Windows, Android, or IOS: Which Tablet Should I Buy?

If you’ve already got a phone or computer you’re happy with, your mind might already be made up about which tablet operating system you’re most comfortable with. However, if you’re looking for a change or you just want to see what’s out there, here’s a brief rundown of the major differences between Android, Windows, and IOS tablets:

Android

You have a fair bit of freedom to play with different tablet styles and manufacturers, as well as to define your price range, if you go with an Android-based tablet. Everyone from Samsung to ASUS to Motorola has a tablet on the market, so you’ll have plenty of choice. The downside to this? All that choice makes it easier to end up with a dud and be stuck with a tablet you don’t like. You’ll definitely want to do plenty of research and test drive a few tablets if you’re looking at something Android-based.

Once you get the tablet, you’ll also find you have more freedom to customize your experience. Hundreds of custom themes that change your tablet’s look and feel, as well as they way apps are organized and run on the device, are available for download in the Play Store.

IOS

If you want the IOS experience, you’re limited to the iPad or iPad Mini. This too might be considered a downside for some people, but Apple fans likely see it as a positive.
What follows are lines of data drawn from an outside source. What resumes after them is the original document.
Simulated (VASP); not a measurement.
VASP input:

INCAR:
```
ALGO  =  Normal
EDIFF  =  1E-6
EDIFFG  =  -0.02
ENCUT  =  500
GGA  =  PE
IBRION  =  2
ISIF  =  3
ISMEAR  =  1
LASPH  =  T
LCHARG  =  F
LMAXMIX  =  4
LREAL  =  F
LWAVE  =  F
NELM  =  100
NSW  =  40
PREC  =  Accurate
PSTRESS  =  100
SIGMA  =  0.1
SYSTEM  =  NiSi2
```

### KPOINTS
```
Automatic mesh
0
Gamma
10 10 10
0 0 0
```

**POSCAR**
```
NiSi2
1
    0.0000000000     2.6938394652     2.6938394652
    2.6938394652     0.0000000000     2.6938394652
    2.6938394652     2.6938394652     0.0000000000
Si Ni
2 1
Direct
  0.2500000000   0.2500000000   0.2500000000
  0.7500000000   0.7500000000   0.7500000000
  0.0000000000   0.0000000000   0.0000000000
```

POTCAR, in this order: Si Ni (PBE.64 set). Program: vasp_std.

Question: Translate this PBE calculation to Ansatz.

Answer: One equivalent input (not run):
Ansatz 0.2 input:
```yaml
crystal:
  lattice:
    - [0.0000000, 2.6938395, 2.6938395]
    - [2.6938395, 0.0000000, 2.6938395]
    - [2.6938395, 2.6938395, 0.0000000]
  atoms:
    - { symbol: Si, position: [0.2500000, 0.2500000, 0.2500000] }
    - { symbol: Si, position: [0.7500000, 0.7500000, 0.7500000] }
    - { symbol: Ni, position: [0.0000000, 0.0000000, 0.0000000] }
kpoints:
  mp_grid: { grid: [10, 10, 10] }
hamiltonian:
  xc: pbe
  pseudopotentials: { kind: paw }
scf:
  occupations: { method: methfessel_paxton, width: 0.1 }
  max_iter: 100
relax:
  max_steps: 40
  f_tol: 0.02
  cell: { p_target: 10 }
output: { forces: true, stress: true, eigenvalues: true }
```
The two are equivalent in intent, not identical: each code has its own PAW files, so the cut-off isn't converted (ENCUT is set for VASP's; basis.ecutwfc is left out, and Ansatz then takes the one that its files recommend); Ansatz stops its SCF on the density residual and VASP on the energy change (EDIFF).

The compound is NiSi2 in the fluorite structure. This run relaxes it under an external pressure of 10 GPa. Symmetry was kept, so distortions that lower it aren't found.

If you already have an iPhone, getting an iPad will guarantee there’s no learning curve when it comes to figuring out how to use your tablet. Apple strives to provide a uniform experience across all its devices, so you’ll have no trouble figuring out where anything is or how to use certain features. This also means that if there’s anything you don’t like about the look or organization within IOS, you have no recourse, as Apple doesn’t allow custom themes.

Windows

When it comes to choice, Windows tablets exist in a space between IOS and Android: There are more styles available than there are for IOS-based tablets, but fewer than Android has. However, the difference in look and feel between the tablets is far greater. For example, the Lenovo Yoga 8 has a built-in kickstand, and other Lenovo tablets running Windows have a built-in keyboard that can be folded over to create a more traditional tablet.

Windows tablets tend to have a shorter battery lifespan than their Android and IOS counterparts. This is because they’re running a full-featured Windows operating system rather than the souped up mobile operating systems used on Android and IOS tablets. The Surface RT, however, is known for its solid battery life.